What Is Negative Gearing?
With Negative Gearing always being the words used to describe the tax offset for investors, it still doesn't replace the more beneficial Positive Geared scenario, where it is straight income earnt from your investment. However when you are starting out it is a great tool to leverage. Sandwell's Residential Investors are highly experienced with saving our clients money using negative gearing.

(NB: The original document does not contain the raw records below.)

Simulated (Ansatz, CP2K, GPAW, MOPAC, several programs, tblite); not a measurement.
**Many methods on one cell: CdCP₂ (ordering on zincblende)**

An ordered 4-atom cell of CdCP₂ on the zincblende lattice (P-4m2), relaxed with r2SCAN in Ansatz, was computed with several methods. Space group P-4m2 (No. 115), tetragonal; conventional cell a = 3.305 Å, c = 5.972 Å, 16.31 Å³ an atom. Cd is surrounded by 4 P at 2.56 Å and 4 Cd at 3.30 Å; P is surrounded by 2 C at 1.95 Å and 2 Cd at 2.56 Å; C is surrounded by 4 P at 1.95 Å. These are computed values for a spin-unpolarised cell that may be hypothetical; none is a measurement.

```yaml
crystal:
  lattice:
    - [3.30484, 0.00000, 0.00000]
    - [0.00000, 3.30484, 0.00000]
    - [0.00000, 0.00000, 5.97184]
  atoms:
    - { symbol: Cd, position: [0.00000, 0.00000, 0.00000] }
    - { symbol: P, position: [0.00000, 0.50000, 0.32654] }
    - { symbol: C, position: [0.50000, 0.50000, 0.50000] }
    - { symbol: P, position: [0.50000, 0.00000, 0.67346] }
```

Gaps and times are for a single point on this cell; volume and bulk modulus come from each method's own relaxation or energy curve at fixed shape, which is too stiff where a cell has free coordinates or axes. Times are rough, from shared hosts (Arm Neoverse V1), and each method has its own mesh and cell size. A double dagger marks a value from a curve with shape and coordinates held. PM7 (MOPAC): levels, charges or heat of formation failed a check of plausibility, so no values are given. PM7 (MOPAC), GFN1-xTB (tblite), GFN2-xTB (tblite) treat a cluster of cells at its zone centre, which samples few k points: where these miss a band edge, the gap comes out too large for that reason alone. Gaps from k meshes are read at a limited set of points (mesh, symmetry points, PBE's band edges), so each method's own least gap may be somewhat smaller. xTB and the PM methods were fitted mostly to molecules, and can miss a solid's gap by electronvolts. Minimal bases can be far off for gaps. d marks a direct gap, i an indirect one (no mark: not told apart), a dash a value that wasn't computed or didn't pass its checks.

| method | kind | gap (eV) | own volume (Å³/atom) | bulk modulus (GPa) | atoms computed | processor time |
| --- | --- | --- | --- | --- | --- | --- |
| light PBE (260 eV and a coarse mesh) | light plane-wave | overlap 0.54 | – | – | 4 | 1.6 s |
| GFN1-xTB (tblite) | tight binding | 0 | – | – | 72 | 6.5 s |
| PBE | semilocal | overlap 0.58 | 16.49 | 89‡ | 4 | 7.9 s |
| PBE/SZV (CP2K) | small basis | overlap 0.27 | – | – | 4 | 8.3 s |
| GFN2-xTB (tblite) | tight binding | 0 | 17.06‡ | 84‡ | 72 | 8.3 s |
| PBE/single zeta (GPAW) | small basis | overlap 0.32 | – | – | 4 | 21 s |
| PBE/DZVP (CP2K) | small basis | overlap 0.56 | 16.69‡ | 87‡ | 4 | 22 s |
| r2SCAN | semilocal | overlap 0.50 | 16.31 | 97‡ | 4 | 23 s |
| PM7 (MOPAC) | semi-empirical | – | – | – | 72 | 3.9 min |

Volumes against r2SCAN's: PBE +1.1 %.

By using Negative gearing as a strategy that offers immediate tax benefits while also offering long term gains in the shape of capital appreciation.
Tax Benefits
The Australian Taxation Office (ATO) allows property investors to offset an income loss (where property costs are higher than property income) incurred on a real estate investment against any other income. To explain how this works we need to work through the numbers based on a typical property (note: tax calculated based on 2003 tax rates)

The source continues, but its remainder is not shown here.